New Publishing House to Focus on Links Between Arabic, Kurdish, and English

This week, ArabLit talked to Iraqi poet and publisher Faiza Sultan about her magazine and newly launched publishing house, Dar Safi, which is based in the US’s Pacific Northwest. Dar Safi promises to focus on literatures in English, Arabic, and Kurdish:

darsafi1“Dar Safi’s main mission,” Sultan said, “is to translate books from the Middle East and North Africa into English and publish them in the USA.” The new publishing house is linked to the Dar Safi online magazine, which runs work in Arabic, Kurdish, and English, including poetry and short stories.

Sultan said that founding the publishing house is “an attempt to facilitate communication between creative Arab and Kurdish people and thinkers on the one hand and Western creative people and thinkers on the other”.

The publishing house takes its name from the Sufi Kurdish poet Safi Hirani (1873-1943), who wrote in the Kurdish, Arabic, Turkish and Farsi, and reflects the house’s vision of love and tolerance. Sultan’s publishing plan is ambitious:

“Our plan for the first year is to publish 15 books,” she said. They also aim to “establish our first paper magazine by the end of 2014, with the name of روح ( “Soul”).”
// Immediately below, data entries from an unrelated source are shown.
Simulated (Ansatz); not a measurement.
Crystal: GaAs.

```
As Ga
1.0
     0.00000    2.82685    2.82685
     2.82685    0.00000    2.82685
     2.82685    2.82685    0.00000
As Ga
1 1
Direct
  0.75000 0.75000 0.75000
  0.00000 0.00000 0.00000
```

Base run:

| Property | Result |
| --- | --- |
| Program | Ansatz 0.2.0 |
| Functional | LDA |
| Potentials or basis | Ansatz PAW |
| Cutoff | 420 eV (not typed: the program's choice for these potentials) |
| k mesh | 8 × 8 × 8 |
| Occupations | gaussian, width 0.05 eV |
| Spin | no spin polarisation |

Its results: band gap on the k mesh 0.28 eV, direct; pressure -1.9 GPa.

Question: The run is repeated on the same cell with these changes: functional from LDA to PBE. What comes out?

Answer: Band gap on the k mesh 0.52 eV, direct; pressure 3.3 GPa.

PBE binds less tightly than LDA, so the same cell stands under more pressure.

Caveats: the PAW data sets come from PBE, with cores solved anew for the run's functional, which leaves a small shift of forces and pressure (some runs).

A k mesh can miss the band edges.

 The house has already signed several authors, but is “always in search of the Arabic or Kurdish book that will be a best seller on the American market.”

Salah Fayik
Salah Fayik

Among the under-appreciated Iraqi poets Dar Safi will publish, Sultan mentions Salah Fayik and Shirko Bekas:

I believe that the Iraqi poet Salah Fayik is an exceptional poet, not just an Iraqi poet, and not just in Iraq, but globally. His poems have their own characteristics that you would never find in others. A selection of his poetry will published in English by Dar Safi, plus 7 of his Arabic collections [will be brought together] in one book. Dar Safi will publish selected poems of the great Kurdish poet Shirko Bekas that have been translated into Arabic; he just passed away less than a month ago.

Sultan did not agree with poet Fadhil al-Azzawi’s feeling that “there is no real poetry to be discovered by those who stayed in Iraq.” She said that Iraq-based poets have not had their chance to be recognized, and Dar Safi “will try to present some of these poets through translating their poems in our monthly electronic magazine.”

However, Sultan added, “I cannot say that there is a new poetic movement in Iraq. On the contrary, there is a movement against modern poems among some Iraqi poets.”